By Lindsay Dunsmuir and Ann Saphir

(Reuters) – As continued high inflation eats further into Americans’ pocketbooks, Federal Reserve Governor Lael Brainard on Thursday became the latest, and most senior, U.S. central banker to signal that the Fed is getting ready to start raising interest rates in March.

“The committee has projected several hikes over the course of the year,” Brainard told the Senate Banking Committee, which is considering U.S. President Joe Biden’s bid to promote her to the post of Fed vice chair.

“We will be in a position to do that, I think, as soon as our purchases are terminated, and we’ll simply have to see what the data requires over the course of the year,” she said.

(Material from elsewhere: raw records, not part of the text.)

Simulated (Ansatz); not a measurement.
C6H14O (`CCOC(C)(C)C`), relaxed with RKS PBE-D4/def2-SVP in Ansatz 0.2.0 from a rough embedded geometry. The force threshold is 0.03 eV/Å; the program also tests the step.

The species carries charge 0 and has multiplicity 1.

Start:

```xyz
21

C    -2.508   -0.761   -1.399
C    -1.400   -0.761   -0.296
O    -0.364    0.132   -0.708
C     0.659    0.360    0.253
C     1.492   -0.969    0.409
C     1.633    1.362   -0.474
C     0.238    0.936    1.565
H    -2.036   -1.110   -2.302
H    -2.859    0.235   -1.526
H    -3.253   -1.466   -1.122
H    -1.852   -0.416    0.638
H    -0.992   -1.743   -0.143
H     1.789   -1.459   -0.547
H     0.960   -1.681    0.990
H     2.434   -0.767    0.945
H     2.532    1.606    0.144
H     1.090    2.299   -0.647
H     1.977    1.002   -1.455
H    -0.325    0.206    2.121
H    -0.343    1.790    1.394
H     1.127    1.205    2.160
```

The Fed in December announced plans to wind down its assets purchases by March, faster than it had projected just a month earlier.

With inflation rising 7% in December from a year earlier — the fastest pace in nearly 40 years — Fed policymakers are eager to do more, sooner.

“We are clearly in a situation where the stance of monetary policy is wrongfooted against the current situation,” Chicago Fed President Charles Evans said at an event hosted by the Milwaukee Business Journal. “We need to be adjusting monetary policy to something closer to neutral… this is going to be the year where we readjust monetary policy.”

Evans said that in December he had penciled in three rate increases this year but said more may need to be done if inflation does not moderate this year as he expects.

“My forecast is that we’d have a 25-basis-point increase in March barring any changes in the data,” Philadelphia Fed President Patrick Harker said at a virtual event hosted by the Philadelphia Business Journal earlier Thursday.

“I definitely see rate increases coming, as early as March even,” San Francisco Fed President Mary Daly said late Wednesday.

Atlanta Fed President Raphael Bostic, St. Louis Fed President James Bullard and Cleveland Fed President Loretta Mester also flagged a March rate hike in Wednesday remarks.

LOOKING TO MARCH

In December most Fed policymakers thought they would need to raise rates at least three times this year, but in recent weeks — with inflation remaining well above their 2% goal and the labor market closing in on their full-employment goal — they’ve honed in on a March start to that process.

With a March interest rate rise now firmly on the table, several — including Brainard on Thursday — have also signaled they want to start shrinking the Fed’s $8 trillion balance sheet this year. That would also remove policy accommodation and reduce downward pressure on long-term borrowing costs.

Investors currently see an 86% probability that the Fed will raise its benchmark overnight lending rate, still set at the near-zero level, at its March 15-16 policy meeting, according to CME Group’s FedWatch program. They are pricing in another three rate hikes this year.

Earlier this week, Fed Chair Jerome Powell also threw his weight behind a firm tightening of monetary policy this year, arguing the strong economy, despite the surge in cases due to the Omicron variant, no longer “needs or wants” as much stimulus, as he flagged coming rate hikes and a shrinking balance sheet.

Harker said Thursday he sees the Fed beginning to reduce the size of its balance sheet in late 2022 or early 2023 and that its ultimate composition was still being debated by his colleagues.

Brainard, for her part, said the Fed will try to bring inflation down “as quickly as we can but consistent with a sustained and strong recovery.”